See the announcement for a more complete description of the board. The key components are the bottom port microphone and the NXP LPC812 ARM CPU. The basic firmware implements an analog output driven by a PWM, an LED controlled by PWM to flicker when the room is louder than about 30 dB, along with a logic level UART, and access to most pins of the mic and the CPU.

Much of the firmware has been discussed and published in past posts on this blog, and the source code is available from a public repository. The firmware discussed here and running the demo seen in the video is checked in as [3b4f54236e].

Raspberry Pi

The Raspberry Pi (or RPi for short) is a very inexpensive single board computer that can run Linux, and supports USB, ethernet, and HDMI for both video and audio output. It also has a GPIO expansion connector which provides access to individual pins configurable as single-bit input and output, as well as I2C, SPI, and a UART.
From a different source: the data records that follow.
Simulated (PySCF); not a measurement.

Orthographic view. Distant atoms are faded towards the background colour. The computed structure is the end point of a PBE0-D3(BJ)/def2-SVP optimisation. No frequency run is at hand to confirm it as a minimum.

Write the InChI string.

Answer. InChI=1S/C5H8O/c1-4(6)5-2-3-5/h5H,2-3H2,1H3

The RPi I’m using for this demonstration is configured to boot without a display, keyboard or mouse (a so-called “headless” configuration), and is booting the Raspbian distribution.

My RPi is named treepi, and since I have mDNS configured for my Windows PC, I can reach it via the name treepi.local. For this demo, I’ve simplified life by using a wired network connection, but WiFi will work as well.

RPi UART

The RPi has a single UART that is readily accessible from the GPIO header and known to Linux as /dev/ttyAMA0. The Broadcom SOC that implements most of the RPi has a second UART, but it is not clear whether or not it is possible to use it in the RPi with commonly available Linux configurations.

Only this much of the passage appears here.